The only other species that has ever fit the category were the neanderthals. Our parallels in evolution ( just like gorillas and chimps are parallel species of apes, sapiens and neanderthals were parallel descendants of the homo erectus).
Too bad they're all dead, I have a certain respect for them :/ .
Syniks
14-10-2005, 14:53
My true intentions? To point out that religion has lost it's validity in the modern world and all because it does not apply to modern man? Yup, those are my intentions.
<snip>
I will agree that religion is a human created societal function. In saying this, you point out that it is not natural. And therefore it is subject to becoming outmoded and useless, as it is now.You may want to read this interesting article that both refutes and validates your point... Religion didn't begin to wither away during the twentieth century, as some academic experts had prophesied. Far from it. And the new century will probably see religion explode—in both intensity and variety. New religions are springing up everywhere. Old ones are mutating with Darwinian restlessness. And the big "problem religion" of the twenty-first century may not be the one you think

In 1851 the French historian and philosopher Ernest Renan announced to the world that Islam was "the last religious creation of humanity." He was more than a bit premature. At about the time he was writing, the Bahai faith, Christian Science, Mormonism, the Seventh-Day Adventists, and a major Japanese religious movement known as Tenrikyo were all just coming to life. Falun Gong and Pentecostalism—both of which now have millions and millions of members—had yet to emerge. Whoops. ... http://www.teach12.com/ttc/Figs/OhGods2.asp
Tekania
14-10-2005, 16:00
My true intentions? To point out that religion has lost it's validity in the modern world and all because it does not apply to modern man? Yup, those are my intentions.

An honest truth? IF nothing in a religion can be explained, how is it "honest truth". Miracles are an utter sham and can't be proved, where's the honesty?

Actually, manufactured evolution, such as Mendel and his pea plants, and you with your cattle, is considered outside the realm of natural selection and is therefore not Natural Evolution.

considered... But is this intrinsically true? It's still an operation by natural people, using natural effect, by natural gifts and capacity, developed naturally... So, once there is enough "nature" in operation it's not longer natural? Really, take the blinders off man. Does man, who is a natural creature, somehow exist apart from, and seperate from nature?


Of course humans evolved naturally, although some attributes, like personality and societal mores and norms are contrived unnaturally through development of social structures and rules over time. The idea that as a Man I cannot wear a hat indoors because it is rude is not natural.

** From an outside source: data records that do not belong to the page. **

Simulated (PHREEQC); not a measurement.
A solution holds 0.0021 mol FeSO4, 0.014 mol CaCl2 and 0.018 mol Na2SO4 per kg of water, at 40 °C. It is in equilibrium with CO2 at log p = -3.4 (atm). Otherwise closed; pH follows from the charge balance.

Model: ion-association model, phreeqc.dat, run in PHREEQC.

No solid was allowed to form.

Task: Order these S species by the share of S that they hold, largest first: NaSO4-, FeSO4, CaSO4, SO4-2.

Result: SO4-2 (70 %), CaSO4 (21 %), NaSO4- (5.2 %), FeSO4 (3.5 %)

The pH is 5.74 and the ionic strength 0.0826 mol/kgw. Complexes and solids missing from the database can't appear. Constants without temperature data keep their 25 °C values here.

You've got some serious flaws in your logical progression. "Contrived unnaturally through development of social structures..."? That "development" and that "Social structure" is natural.. And it operates by nature... You still have some innate desire to push, effectively natural elements outside of the natural world, to justify your particular ideological system of belief.


As far as "contrived religion", that is just psycho-babble back talk created by the faithful so they seem less foolish.

Yes, because we know that you have some sort of superior knowledge that somehow transcends nature... No, it's perfectly natural... As are your adherance to your particular system of ideology [read religion].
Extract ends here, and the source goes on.